Overloaded operator, but still "no match for operator" error

Question

I have a class that overloads the output operator "<<", and I have implemented it as such. However, the compiled complains about "no match for operator <<.." in the main method. I have no idea why it's not working.

/*
 * Accumulator.cpp
 *
 *  
 *      
 */
#include <iostream>
#include "Accumulator.h"

using namespace std;


Accumulator::~Accumulator() {
    // TODO Auto-generated destructor stub
}

void Accumulator::operator+=(const int nbr) {
    nbrs.push_back(nbr);
}

void Accumulator::undo() {
    if (!comitted) {
        nbrs.pop_back();
    }
}

void Accumulator::commit() {
    lastCommit = nbrs;
    comitted = true;
}

void Accumulator::rollback() {
    nbrs = lastCommit;
}

ostream& Accumulator::operator<<(ostream &out, const Accumulator &accum){
    int sum = 0;
    for(int nbr : nbrs){
        sum+= nbr;
    }
    out << sum;
    return out;
}
int main() {
    Accumulator accum;
    char cmd;
    while (cin >> cmd) {
        switch (cmd) {
        case 'p':
        cout << "Sum is now " << accum << endl;
        break;
        case 'a': {
            int nbr;
            cin >> nbr;
            accum += nbr;
            break;
        }
        case 'u':
        accum.undo();
        break;
        case 'c':
        accum.commit();
        break;
        case 'r':
        accum.rollback();
        break;
    }
}
}

Answer 1

Non-static member functions always have an extra hidden parameter, which is the this pointer, the object on which the function is called. So lets say you have a class like this:

class Test {
    public:
        void f(int param) {
        }
};

Test t;
t.f(10);

The call t.f(10) is basically equivalent to something like this in the background: Test::f(&t, 10) (note that this is not valid code, it's just to give you an idea of what happens).

Now going back to your operator, if you make it a member function in your class, then you can't call it as you normally would. That is because calling it like this:

std::cout << accum;

is equivalent to this:

cout.operator<<(accum);

which in the background is equivalent to this:

Accumulator::operator<<(&cout, accum);

while your member function is equivalent to this:

ostream& operator<<(Accumulator* this, ostream &out, const Accumulator &accum);

Notice that the parameters don't match.

So the only way to correctly overload operator<< is to make it a free function:

class Accumulator {...};

ostream& operator<<(ostream &out, const Accumulator &accum);

This way, a normal call like this:

std::cout << accum;

is equivalent to this:

operator<<(std::cout, accum);

which matches exactly the declaration of the overload.

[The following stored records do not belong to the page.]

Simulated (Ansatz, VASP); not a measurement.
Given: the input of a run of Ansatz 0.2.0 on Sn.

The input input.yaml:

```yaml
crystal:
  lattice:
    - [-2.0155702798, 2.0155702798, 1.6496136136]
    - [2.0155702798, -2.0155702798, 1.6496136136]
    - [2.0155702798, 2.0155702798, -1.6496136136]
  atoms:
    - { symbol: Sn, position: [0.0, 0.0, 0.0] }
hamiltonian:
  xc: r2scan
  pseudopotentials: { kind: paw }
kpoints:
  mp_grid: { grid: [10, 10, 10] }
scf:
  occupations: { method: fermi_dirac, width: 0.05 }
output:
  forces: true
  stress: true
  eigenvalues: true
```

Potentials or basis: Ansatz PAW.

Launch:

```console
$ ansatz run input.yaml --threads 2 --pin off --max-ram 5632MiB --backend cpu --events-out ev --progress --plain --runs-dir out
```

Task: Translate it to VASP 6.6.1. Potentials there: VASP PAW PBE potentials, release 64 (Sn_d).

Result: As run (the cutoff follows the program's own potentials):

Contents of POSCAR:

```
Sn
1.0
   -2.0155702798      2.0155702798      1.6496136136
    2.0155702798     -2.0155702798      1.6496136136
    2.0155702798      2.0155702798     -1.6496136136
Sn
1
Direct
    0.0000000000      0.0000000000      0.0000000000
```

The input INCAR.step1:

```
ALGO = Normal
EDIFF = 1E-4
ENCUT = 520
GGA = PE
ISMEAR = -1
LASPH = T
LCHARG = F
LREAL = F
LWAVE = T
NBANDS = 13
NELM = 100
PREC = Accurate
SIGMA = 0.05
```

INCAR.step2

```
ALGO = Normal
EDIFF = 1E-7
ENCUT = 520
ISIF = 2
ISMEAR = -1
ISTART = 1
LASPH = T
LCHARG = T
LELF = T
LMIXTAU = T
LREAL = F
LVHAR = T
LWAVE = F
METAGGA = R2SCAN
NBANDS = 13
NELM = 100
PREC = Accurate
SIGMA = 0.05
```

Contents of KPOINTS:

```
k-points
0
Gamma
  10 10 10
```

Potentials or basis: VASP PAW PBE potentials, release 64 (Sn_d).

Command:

If in your overload implementation you need to access private members of your Accumulator class, you can do it in different ways: make your overload a friend of the class for example, or add a public function in your class like this:

class Accumulator {
public:
    void printToStream(ostream &out) const {
        out << private_members;
    }
};

and call it from your operator overload like this:

ostream& operator<<(ostream &out, const Accumulator &accum) {
    accum.printToStream(out);
    return out;
}

Now you don't have to make the overload a friend of the class anymore.

Answer 2

As suggested by @n.m. , the stream injectors must not be overloaded as member function but as 2 parameters plain functions.

Your .h file becomes:

class Accumulator {
   ... // no operator << here !
};

ostream& operator << (ostream &out, const Accumulator& accum);

and implementation:

ostream& operator << (ostream &out, const Accumulator& accum) {
    ...
    return out;
}   

You would only use the one parameter member function overload, if you were writing a custom ostream class (say a specialized logger for example).